What is the role of a costume designer for theater?
We’re basically visual storytellers. As soon as you see that character onstage, you want to connect with them and [create a] past for that character that we see, a present, and we are going to hopefully predict what they will be in the future. All of that comes into what we’re trying to convey visually through clothing. The clothing is so important, and how people wear their clothes and how they interact with other people and the reaction that their clothes may or may not have on another character, all of that is part of what we do.

READ: How Actors Influenced the Tony-Nominated ‘Harry Potter’ Broadway Sets 

Is costuming for a straight play very different than for a musical?
Absolutely. In musicals, the clothes first and foremost act and move. If you design a costume well enough, that really catches a choreographer’s attention. The choreographer will choreograph for those clothes. I usually do a skirt for a dance; if there are a lot of turns, I like to do a “circle and a half,” so by the time the dancer is facing front, the skirt is still turned. It makes beautiful art.

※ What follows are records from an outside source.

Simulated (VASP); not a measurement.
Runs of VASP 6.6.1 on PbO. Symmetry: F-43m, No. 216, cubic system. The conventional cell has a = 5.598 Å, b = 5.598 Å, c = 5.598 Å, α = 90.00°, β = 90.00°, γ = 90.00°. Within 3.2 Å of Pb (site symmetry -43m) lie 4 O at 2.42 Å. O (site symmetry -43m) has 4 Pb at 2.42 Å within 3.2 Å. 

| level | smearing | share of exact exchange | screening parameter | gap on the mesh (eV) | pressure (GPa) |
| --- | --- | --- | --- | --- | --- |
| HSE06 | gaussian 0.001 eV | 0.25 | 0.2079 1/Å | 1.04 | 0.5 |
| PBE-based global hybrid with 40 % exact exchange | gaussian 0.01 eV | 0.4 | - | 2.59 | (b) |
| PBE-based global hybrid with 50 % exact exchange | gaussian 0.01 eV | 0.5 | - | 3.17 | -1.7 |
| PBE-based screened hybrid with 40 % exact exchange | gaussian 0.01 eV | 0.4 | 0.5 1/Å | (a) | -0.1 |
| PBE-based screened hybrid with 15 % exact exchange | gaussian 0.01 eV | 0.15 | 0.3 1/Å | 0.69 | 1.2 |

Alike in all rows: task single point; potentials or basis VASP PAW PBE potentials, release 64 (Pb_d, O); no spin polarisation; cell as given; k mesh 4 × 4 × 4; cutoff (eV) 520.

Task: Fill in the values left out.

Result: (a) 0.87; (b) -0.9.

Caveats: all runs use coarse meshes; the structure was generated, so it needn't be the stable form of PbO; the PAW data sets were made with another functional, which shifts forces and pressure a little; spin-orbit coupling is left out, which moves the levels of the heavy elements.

Was there anything unique about costuming for “Bernhardt/Hamlet”?
There’s that famous photograph of Bernhardt standing and she has this draping [on]. So I said to my illustrator, “Well, I don’t know what the hell that is, but put that in there because we’re doing this costume.” Then we go into the fitting room, and Janet [McTeer] came in and she just looped it over one shoulder and she picked it up in her hand, and it was like a costume, and it was so impressive. Just the fact that she can work and have opinions that are great opinions that—I don’t want to discount actors’ opinions, but sometimes you don’t want ’em. Everything Janet does, she knows the character, and it contributes to the character and makes my work better.

Do you appreciate actor input, then? Or does it get in the way?
I appreciate it if it’s smart—because a lot of times it isn’t. The thing I always tell my students is we’re like doctors: Our first job is to do no harm. I’ve been very lucky, because actors feel like they’re protected when they’re working with me, and I’m really open. I have never been married to a costume. I’m not going to fight somebody over a costume that they don’t feel comfortable in and I know doesn’t work, just because it looked pretty on paper. The costume designer and actors, we work so closely together. I’ve seen a lot of knuckleheaded designers who have made situations worse. A mutual respect in the room for what we’re trying to create together is what makes for a wonderful collaboration.

How do you work with actors as the costume designer?
I first work everything through with the director. I use an illustrator now, one of my former students who’s a gifted illustrator. It takes a great deal of time, because I have to be very specific with the information that I’m giving her. It’s changed my whole approach to design, because now I’m taking the time to actually think about what every piece is, what every button is. I put that all together in a story board so when I meet actors and we’re doing a design presentation, not only do we have the sketch, but we also have the story board. It makes the actor feel much more comfortable because they see the minutiae of it, they see the actual piece, they see the actual button, and then they can talk more with me. They’re more open, because they have more information to talk to me about the piece. It’s so helpful to both of us.

Do you have any advice for someone looking to pursue costume design?
You have to love it. There are a lot of good programs, and it’s also timing. I’m an approachable person, you can write me. Anybody who wants to get in the business, love it, and write people and ask if you can come by, if you can look at a fitting, if you can talk to them about their work. I think we’re a lot more accessible than people think we are.